Unfortunately, most candidates are either inexperienced and/or unable to commit on a long-term basis. His recruitment attempts within the local area have also not been very successful as the local population is not familiar with the cooking techniques and spices used in the cuisine. In addition to these, the Director is also particularly worried about complying with the Home Office requirements as the Home Office previously raided the restaurant while it was under the ownership of another person, who was later subject to a civil penalty for employing illegal migrant workers.

The Director came to A Y & J Solicitors for guidance on how he can employ migrant workers and ensure he does not repeat the footstep of the previous owner.

How A Y & J helped the Restaurant to Obtain a Sponsor Licence

We were instructed that the restaurant was recruiting for a number of positions, including Restaurant Manager, Floor Manager and various chefs. The Director had begun speaking to a few potential candidates before we began the process of the application; however, most candidates are reluctant to move to Cheshire for the roles. The Director had sought to recruit from outside the UK as his business struggles with the shortage of staff.

The application itself was relatively straightaway. Our client’s main concern was their ability to comply with their sponsor duties as the previous raid is still frequently discussed within the local village. We first reviewed the restaurant’s HR system, including how they currently conduct their Right to Work Check and how documents are stored and how to work attendance is monitored.

We could see that the Director had done all he could to comply with the UK employment law before approaching us. However, they did make one common mistake when conducting the Right to Work check. During our compliance reviews, businesses often accept the UK driving licences as a Right to Work check document or are under the impression that if someone is British, you are not required to conduct a Right to Work check for them.

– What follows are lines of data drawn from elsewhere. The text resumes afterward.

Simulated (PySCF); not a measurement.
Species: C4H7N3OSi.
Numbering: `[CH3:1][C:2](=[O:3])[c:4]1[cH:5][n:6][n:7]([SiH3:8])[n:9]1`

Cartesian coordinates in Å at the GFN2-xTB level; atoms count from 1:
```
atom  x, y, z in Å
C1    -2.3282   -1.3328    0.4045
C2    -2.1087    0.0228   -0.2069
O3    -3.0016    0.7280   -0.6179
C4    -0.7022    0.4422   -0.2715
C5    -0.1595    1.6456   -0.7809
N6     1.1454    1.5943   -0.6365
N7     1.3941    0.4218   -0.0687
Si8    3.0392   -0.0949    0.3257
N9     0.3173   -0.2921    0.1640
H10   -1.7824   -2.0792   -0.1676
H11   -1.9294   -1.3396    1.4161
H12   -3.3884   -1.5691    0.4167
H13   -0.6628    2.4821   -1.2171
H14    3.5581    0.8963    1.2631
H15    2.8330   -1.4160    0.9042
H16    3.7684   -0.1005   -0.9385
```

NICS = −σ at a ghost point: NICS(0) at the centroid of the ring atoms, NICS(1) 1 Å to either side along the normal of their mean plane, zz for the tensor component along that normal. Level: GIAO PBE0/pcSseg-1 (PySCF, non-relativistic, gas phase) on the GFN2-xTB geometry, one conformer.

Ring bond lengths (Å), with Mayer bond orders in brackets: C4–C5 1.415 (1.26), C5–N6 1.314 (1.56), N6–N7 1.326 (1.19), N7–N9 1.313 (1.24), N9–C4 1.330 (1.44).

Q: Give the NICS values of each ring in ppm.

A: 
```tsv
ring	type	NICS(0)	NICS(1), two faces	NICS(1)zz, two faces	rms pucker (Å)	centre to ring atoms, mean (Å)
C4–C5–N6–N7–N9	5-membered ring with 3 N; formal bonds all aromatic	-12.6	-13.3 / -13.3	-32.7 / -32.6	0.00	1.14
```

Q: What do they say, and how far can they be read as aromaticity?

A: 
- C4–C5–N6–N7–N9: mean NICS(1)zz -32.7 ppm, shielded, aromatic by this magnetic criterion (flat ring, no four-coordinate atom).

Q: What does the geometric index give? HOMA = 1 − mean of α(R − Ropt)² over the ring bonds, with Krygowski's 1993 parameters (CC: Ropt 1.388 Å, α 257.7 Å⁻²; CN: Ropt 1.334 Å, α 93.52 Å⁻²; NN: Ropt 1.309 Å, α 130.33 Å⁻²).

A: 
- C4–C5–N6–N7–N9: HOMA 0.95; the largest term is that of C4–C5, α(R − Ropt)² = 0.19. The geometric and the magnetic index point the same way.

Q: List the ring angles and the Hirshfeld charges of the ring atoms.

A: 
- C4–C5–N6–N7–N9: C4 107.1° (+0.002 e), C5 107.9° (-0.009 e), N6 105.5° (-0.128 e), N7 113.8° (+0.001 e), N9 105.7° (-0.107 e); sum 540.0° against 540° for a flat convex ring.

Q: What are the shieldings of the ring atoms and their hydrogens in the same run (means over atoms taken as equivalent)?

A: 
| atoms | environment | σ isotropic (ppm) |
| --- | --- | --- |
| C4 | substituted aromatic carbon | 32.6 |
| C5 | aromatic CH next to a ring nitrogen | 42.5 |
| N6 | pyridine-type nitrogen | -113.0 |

However, my question to these clients is: How do you know someone is British without seeing their proof of identity? Just because a person ‘looks and sounds British’ does not mean they hold British nationality or have the Right to Work in the UK. They may have been living in the UK for a long time and adopted the customs in the country without any status. Therefore, it is essential for businesses to ask for at least one form of proof of identity for all of their prospective employees to establish their Right to Work.

When conducting the check, it is also important to note that UK driving licences are not a form of accepted ID for Right to Work check because whilst it confirms the person’s address, it does not confirm their nationality and/or status in the UK. For information on how to conduct a Right to Work check correctly, we advise referring to the guidance and official checklist on the government websites to ensure the checks are done correctly and properly to avoid landing on the wrong side of the Home Office inadvertently.

Result:

We provided extensive advice on revising its current HR system to comply with its sponsor duties fully. Regarding their Right to Work check, we also advised the client to rectify their mistake as soon as possible and ensure the correct ID documents are kept on both a physical and electronic file.

We also shared tips on how to avoid employing overstaying, such as setting up a flagging system to monitor their migrant workers’ visa expiry dates and process on conducting an online Right to Work check on the government website.

We are confident that the company will be fully compliant with their sponsor duties so long as they implement our advice and will be ready for a Home Office with ease.